People v. Boyce

87 Cal. App. 2d 828 | Cal. Ct. App. | 1948

87 Cal. App. 2d 828 (1948)

THE PEOPLE, Respondent,
v.
RUTH V. BOYCE, Appellant.

Crim. No. 4237.

California Court of Appeals. Second Dist., Div. Two.

Oct. 5, 1948.

J. Q. Gilchrist for Appellant.

Fred N. Howser, Attorney General, and Elizabeth Miller, Deputy Attorney General, for Respondent. *829

MOORE, P. J.

[1] Appellant was found guilty on two counts of issuing checks drawn upon a bank in which she had neither funds nor arrangement for credit. Her motion for a new trial having been denied the court suspended the imposition of sentence and ordered her to be placed on probation. She has appealed from the "judgment" and the order denying her motion for a new trial. Sentence having been suspended, there is no judgment. (People v. Noone, 132 Cal. App. 89 [22 P.2d 284]; People v. Warnick, 86 Cal. App. 2d 900 [195 P.2d 552].) Hence that appeal will be dismissed.

However, inasmuch as the order denying the motion for a new trial is appealable. (Pen. Code, 1237.2; People v. Martin, 199 Cal. 240 [248 P. 908]) the record in its entirety and the arguments of the parties have been scanned for prejudicial error, but in vain.

September 1, 1947, appellant employed the witness Edmund Albert to assist her in operating a radio advertising business. She had two checkbooks, one of which Albert kept in the office while appellant carried the other in her purse. On the first stub of the former she penciled the figures "$1500" and had Albert write checks on blanks taken therefrom but to be signed by her. However, the total of her deposits made from the day the account was opened was only $1,200, as follows: September 29, $100; October 3, $100; October 6, $500; October 10, $500. At her request Albert wrote checks to a number of persons prior to October 10 when he observed that the total checks issued from his book exceeded $1,500. This fact he called to the attention of appellant who had never inquired as to her balance before signing a check.

[2] On October 19, 1947, despite her diminished funds on deposit, to wit, $6.04, she issued to a hotel in Hollywood a check from her small checkbook in the sum of $65.53. Having been accepted by the clerk in payment of her bill and forwarded through conventional channels for collection, it was duly dishonored. By her conduct she represented the check to be valid although she knew it was worthless. Thereby she perpetrated a fraud upon the hotel. Appellant contends in effect that because no express representations were made by her as to the validity of her check and because its issuance to her creditor did not alter the fact that she was a debtor of the hotel at the time of its delivery, and continued as such, there could have been no fraud in thus settling her past due account. Similar contentions were rejected in People v. Williams, 69 Cal. App. 169 [230 P. 667], and in People v. Khan, *830 41 Cal. App. 393 [182 P. 803], with the declaration that a fraudulent purpose was shown by the proof "that the appellant gave the check, representing thereby that it was good and valid, and that it was given and received with the intent that it should pay appellant's debt." (People v. Williams, supra, 173.)

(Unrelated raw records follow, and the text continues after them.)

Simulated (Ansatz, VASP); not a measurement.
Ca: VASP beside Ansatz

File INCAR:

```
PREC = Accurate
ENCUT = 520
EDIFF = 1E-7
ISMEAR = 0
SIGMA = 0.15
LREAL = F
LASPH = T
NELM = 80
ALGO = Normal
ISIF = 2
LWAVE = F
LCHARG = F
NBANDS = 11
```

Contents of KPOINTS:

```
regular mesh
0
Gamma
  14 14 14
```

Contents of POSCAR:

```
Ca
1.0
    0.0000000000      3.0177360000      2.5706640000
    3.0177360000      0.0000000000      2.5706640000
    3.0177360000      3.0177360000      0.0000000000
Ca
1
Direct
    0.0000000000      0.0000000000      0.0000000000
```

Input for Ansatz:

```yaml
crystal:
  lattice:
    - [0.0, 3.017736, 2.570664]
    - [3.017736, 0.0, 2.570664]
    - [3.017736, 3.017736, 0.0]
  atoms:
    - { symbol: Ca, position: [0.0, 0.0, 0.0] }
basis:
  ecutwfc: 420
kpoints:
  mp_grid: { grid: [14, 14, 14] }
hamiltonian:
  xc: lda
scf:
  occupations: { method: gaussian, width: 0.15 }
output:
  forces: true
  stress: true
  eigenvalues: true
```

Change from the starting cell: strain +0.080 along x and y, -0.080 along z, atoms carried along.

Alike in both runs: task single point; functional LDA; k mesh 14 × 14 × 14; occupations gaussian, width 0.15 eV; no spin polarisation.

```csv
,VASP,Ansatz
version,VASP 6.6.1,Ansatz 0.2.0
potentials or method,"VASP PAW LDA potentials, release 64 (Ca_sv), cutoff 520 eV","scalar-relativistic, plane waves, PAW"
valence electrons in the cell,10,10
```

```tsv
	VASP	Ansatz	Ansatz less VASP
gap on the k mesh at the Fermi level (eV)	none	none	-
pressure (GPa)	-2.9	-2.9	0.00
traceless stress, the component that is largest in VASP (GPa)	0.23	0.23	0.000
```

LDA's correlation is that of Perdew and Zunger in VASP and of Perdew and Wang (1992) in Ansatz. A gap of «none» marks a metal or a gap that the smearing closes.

[3] The second check involved was for $50, issued and delivered on October 20, 1947, to one Yacoubian, a musician, who had entered into an "artist's agent representative agreement" with appellant. By such agreement appellant was to deposit $1,000 in a checking account which was to be an advance on the concerts to be given by the artist. When he called at appellant's office to sign the cards for opening the bank account there were no cards. Thereupon, as an emollient she gave him the check. She had prior thereto given him other checks for $20 and $30, both of which were, as in the case of the $50 check, dishonored by the drawee bank.

Appellant contends that the latter check to Yacoubian was a loan and could not have served to swindle the payee. From Yacoubian's testimony as to his contract it was a reasonable inference that she gave him the check as a partial fulfillment of her agreement to open the bank account and therefore indicated an intent to defraud the musician. While the latter conceded that the contract did not require her to deposit the $1,000, yet he was positive that the $50 check was given pursuant to the artist's agent contract as "an advance on my first concert."

Appellant's denials of relevant portions of the testimony of the state's witnesses were disposed of by the findings of the trial court which are conclusive when supported by substantial evidence. [4] Neither variances, inconsistencies nor contradictions in the proof of a crime are of avail on appeal. (People v. Stanhope, 37 Cal. App. 2d 631, 634 [99 P.2d 1075]; People v. Boljat, 36 Cal. App. 2d 644, 646 [98 P.2d 513].) [5] The finding of guilt by the trial court will not be disturbed by the reviewing court (People v. Stanhope, supra, 634) unless it can reasonably be held as a matter of law that there was no evidence against the accused. (People v. Farrington, 213 Cal. 459, 463 [2 P.2d 814]; (People v. Beltowski, 71 Cal. App. 2d 18, 22 [162 P.2d 59].)

The purported appeal from the "judgment" is dismissed. The order denying the motion for a new trial is affirmed.

McComb, J., and Wilson, J., concurred.